Professionals/groups require designated and different ways of forming synergies at a specified work place. these linkages help the individuals to operate on a common objectivity, vision and mission (Vangrieken, et.al, 2017). Thus the concept of professional culture germinates. it’s evident therefore, to notify that these cultures includes, shared beliefs, values, goals, attributes, shared responsibilities and the relevant structures of leadership alongside the information circulations from the top management to the subordinate staff. these factors affect or rather influences the general performance of professionals as well as influencing the intrinsic motivations of workers. The highlighted factors are site specific and vary across institutions and therefore newly recruited professional need to be keenly matriculated and initiated into the systems and synergies. (Carpenter, D. (2015).
Professional Culture of Teachers
The key embodiments of teachers culture are networks, school culture and general institutional improvement. The continued evaluation of teacher collaborative network success has proved to be of much important to the making of a operational school community, the culture and a shared focus on achievement. School cultures are complex labyrinths of underlying ways of working that have been preserved over time as learning stakeholders and administrators work together on establishing a web of collaboration geared towards improved learners performance. (Schein, 1985).
School culture is therefore determined by the values, shared beliefs, and behavior of the various stakeholders within the school’s community and reflects the institutional social virtues. (Groseschl and Doherty, 2000). Factors that affect school culture include policies, procedures and expectations for teaching, learning and student performance (Giles and Hargreaves, 2006). To ensure positive School improvement, its key to consider the connections of both learners and other salient learning stakeholders. student achievement have been positively attributed to how successful learning communities are (Hoffman).
Professional learning community can be linked to committed to working collaboratively in a continuous process of collective reasoning and action aimed at achieving better results for the served students. Feger and Arruda (2008) and Bolam et al. (2005) highlight the characteristics of effective professional learning communities includes reliable leadership, sense of purpose and values, a collaboration, problem solving and collective reasoning on teaching and learning and continuous improvement of the institution.

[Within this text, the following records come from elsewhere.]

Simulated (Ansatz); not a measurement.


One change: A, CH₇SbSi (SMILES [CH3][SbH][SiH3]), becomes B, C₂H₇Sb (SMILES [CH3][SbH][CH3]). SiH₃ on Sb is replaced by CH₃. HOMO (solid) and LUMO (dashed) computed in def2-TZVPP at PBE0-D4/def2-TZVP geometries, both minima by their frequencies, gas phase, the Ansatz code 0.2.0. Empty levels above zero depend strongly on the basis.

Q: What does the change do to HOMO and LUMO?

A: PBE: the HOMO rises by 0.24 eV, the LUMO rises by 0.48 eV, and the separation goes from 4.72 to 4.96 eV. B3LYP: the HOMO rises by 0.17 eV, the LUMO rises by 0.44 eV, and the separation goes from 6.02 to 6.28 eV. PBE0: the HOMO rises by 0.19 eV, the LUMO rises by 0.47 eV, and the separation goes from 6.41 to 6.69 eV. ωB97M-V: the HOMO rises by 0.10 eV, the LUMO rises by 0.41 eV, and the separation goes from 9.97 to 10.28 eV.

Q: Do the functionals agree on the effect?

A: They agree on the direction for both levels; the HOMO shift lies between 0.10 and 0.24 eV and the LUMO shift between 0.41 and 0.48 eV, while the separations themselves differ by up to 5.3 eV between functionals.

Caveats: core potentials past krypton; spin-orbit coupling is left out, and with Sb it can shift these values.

School leadership is instrumental in providing structure for professional learning communities while also providing genuine advice for teachers to problem solve within the institution (DuFour et al., 2008). This sense of shared leadership requires administrators at schools to provide consistent professional developmental knowledge on proper functional professional learning community practice (Chapman and Harris, 2004; DuFour et al., 2008). According to Hord, (1997), school leadership systems are internalized and are deeply embedded in the institutional functioning. therefore, sub-ordinate teachers tend to follow the example of their seniors. if leaders of the learning institution negates or withdraws themselves deliberately from daily functioning of the school, the minors also are demoralized and the general shared goal of improved performance is frustrated. (Hord,1997).
As evident, this profession requires proper integration of all stakeholders in efforts to achieve a common-set goal of quality students’ performance. this therefore encompasses all functioning, existing leadership patterns in the institution, levels of relevant motivation and overall efforts by all learning actors. for a professional learning communities to be effective and meet the overall visional purposes described by schools, leadership is required to ensure the provisional of supportive and shared leadership structures that promote effective collaboration and therefore teacher doing real work in schools. Real teacher work must directly impact student achievement (DuFour et al., 2008). Given the demands on schools to increase student achievement, there is a need for school leaders to build teachers leadership skills by providing training and evaluation. this promotion process will help leaders focus on increasing student achievement, quality and enhance teachers’ motivation.